I should note that when I wrote my first response I was under the impression that we had been using the PandaBoard. It turns out we are using the PandaBoard ES, which uses the OMAP4460 and not the DuoVero's OMAP4430.
Also because people seem to be curious, I'll elaborate on the performance differences. We are doing pupil detection using a 9-step process which includes converting the image to grayscale and using a histogram to crop the image around the pupil. Then we use a haar feature detection and the starburst algorithm to find where edge of the ellipse might be, followed by an ellipse fitting algorithm. We do this using TBB + Boost + OpenCV libraries. We have compiled both OpenCV and the algorithm with gcc (4.7.1) using -mfpu=neon, -mfpu=vfpv3, -mfpu=vfpv3-fp1, and no additional flags at all.
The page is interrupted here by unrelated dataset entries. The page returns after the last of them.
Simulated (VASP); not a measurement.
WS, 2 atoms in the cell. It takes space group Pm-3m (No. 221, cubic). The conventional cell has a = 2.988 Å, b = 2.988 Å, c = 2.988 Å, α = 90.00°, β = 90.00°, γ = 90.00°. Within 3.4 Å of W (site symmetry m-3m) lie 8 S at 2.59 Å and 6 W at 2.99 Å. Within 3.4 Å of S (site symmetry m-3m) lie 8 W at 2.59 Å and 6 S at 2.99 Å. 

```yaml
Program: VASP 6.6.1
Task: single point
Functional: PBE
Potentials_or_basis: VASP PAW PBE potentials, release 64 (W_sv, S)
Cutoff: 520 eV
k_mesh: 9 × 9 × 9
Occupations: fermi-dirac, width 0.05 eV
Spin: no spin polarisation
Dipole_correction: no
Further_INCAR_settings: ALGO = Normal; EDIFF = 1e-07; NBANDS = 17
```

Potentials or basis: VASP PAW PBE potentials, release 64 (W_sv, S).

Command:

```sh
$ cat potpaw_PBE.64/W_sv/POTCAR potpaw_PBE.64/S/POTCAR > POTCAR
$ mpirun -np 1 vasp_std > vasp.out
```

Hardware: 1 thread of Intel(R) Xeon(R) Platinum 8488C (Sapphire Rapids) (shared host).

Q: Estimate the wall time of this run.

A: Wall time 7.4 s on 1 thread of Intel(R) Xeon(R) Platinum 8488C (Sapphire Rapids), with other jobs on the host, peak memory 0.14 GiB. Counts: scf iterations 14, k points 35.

With ~95% accuracy, this algorithm ran at ~1-2 fps on the DuoVero and ~6 fps on the PandaBoard ES. With ~60% accuracy, we were able to run two instances of the algorithm on the DuoVero at ~8 fps (each) and ~17 fps (each) on the PandaBoard ES. We are currently looking into using the armcc compiler to improve this even more (anyone know how to do this?)
Now, I don't know the reasoning behind this, but I suspect it may be because the PandaBoard includes the drivers for the GPU which means support for OpenGL, which may allow the system to use OpenGL calls to accelerate matrix operations.
PS: If anyone has any ideas/suggestions/criticisms for things we are doing, please let me know.